Re: Unique Id Generation

2009-04-24 Thread Satish Bhatti
A follow up to this:  I implemented method (b), and ran a test that
generated 100K of ids.  This generated 1.3G worth of transaction logs.
 Question:  when can these be safely deleted?  How does one know which ones
may be deleted?  Or do they need to exist forever?

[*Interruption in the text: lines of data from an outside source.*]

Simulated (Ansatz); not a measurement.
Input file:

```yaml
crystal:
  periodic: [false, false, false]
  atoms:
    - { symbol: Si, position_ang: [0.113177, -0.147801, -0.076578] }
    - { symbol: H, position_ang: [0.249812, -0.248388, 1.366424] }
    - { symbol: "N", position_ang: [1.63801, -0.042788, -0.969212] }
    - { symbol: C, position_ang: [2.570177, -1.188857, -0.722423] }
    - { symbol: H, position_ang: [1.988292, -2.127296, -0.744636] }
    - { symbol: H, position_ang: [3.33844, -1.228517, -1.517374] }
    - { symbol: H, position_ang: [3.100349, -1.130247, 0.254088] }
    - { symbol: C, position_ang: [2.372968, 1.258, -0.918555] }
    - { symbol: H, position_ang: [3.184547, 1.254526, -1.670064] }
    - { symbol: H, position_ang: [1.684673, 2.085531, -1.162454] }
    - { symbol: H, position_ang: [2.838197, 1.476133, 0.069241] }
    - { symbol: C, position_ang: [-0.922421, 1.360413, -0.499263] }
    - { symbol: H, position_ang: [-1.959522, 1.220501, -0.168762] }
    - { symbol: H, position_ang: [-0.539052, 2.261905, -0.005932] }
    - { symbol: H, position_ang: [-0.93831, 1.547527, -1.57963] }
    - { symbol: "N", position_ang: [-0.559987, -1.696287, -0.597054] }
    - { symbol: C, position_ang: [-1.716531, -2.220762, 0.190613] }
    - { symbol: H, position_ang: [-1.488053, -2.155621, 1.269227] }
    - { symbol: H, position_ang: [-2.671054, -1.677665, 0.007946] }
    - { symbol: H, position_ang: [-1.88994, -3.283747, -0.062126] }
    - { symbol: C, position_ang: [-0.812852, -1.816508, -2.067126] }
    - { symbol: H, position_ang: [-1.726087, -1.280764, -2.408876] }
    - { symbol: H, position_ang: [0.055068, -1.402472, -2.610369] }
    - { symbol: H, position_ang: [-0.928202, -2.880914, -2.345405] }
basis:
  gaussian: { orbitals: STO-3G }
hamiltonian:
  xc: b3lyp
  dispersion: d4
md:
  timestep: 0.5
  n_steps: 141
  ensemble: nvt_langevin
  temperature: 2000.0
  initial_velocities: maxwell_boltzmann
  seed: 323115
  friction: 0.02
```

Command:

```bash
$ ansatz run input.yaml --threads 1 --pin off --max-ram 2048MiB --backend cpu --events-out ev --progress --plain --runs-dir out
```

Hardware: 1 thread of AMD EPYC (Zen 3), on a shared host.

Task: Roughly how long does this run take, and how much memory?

On Fri, Apr 24, 2009 at 9:52 AM, Ted Dunning ted.dunn...@gmail.com wrote:

 Of the methods proposed,

 a) recursive sequential files

 b) latest state file(s) that is updated using a pseudo transaction to give
 a
 range of numbers to allocate

 c) just probe zxid

 You should be pretty good with any of them.  With (a), you have to be
 careful to avoid race conditions when you get to the end of the range for
 the sub-level.  With (b), you get results of guaranteed nature although the
 highest throughput versions might have gaps (shouldn't bother you).  The
 code for this is more complex than the other implementations.  With (c),
 you
 could have potentially large gaps in the sequence, but 64 bits that
 shouldn't be a big deal.  Code for that version would be the simplest of
 any
 of them.

 On Fri, Apr 24, 2009 at 8:56 AM, Satish Bhatti cthd2...@gmail.com wrote:

  Hello Ben,
  Basically the ids are document Ids.  We will eventually have several
  billion
  documents in our system, and each has a unique long id.  Currently we are
  using a database sequence to generate these longs.  Having eliminated
 other
  uses of the database, we didn't want to keep it around just to generate
  ids.
   That is why I am looking to use ZooKeeper to generate them instead.
 
 



Re: Unique Id Generation

2009-04-24 Thread Ted Dunning
I would expect Ben's method to be slightly faster, but they should be
comparable.

And, of course you are correct about rewind.  Such are the perils of writing
code in the email program.

On Fri, Apr 24, 2009 at 10:01 AM, Satish Bhatti cthd2...@gmail.com wrote:

 ... Your approach appears to be the fastest, so I think I will go with it.
  By
 the way, it should be buf.rewind() not buf.reset().




Re: Unique Id Generation

2009-04-23 Thread Ted Dunning
I don't think you meant ephemeral nodes because it isn't very likely that
you would have more than a billion sessions attached to a single zookeeper
cluster.  If you simply want to have a guaranteed unique value among all
live owners of these id's, then ephemeral sequential nodes are fine and
integers are also probably fine.

If you want longer-lived uniqueness, then you need something stronger.  If
your required rate of generating these values is relatively low, then you
can keep the current maximum (long) value of an id in a file on Zookeeper.
When you need to generate a new id, do this:

public long nextId(String state) throws InterruptedException,
KeeperException {
Stat s = new Stat();
boolean committed = false;
long id = 0;
while (!committed) {
ByteBuffer buf = ByteBuffer.wrap(zk.getData(state, false, s));
id = buf.getLong();
id++;
buf.reset();
buf.putLong(id);
try {
zk.setData(state, buf.array(), s.getVersion());
committed = true;
} catch (KeeperException.BadVersionException e) {
committed = false;
} catch (InterruptedException e) {
// at this point, we don't know that our update happened.
Since it is
// not a problem to redo this and because this situation
should be extremely
// rare, we will just pretend the update failed.
committed = false;
}
}
return id;
}

This gives you long id's that will not repeat.  It will be somewhat limited
in the number of id's you can create per second, especially if you have
thousands of nodes all asking for id's.  You could increase that rate by
randomly selecting one of *n* files each of which corresponds to an
different disjoint region in the id space.  Even so, with a good zookeeper
cluster, you should be able to generate 10,000 id's per second or more.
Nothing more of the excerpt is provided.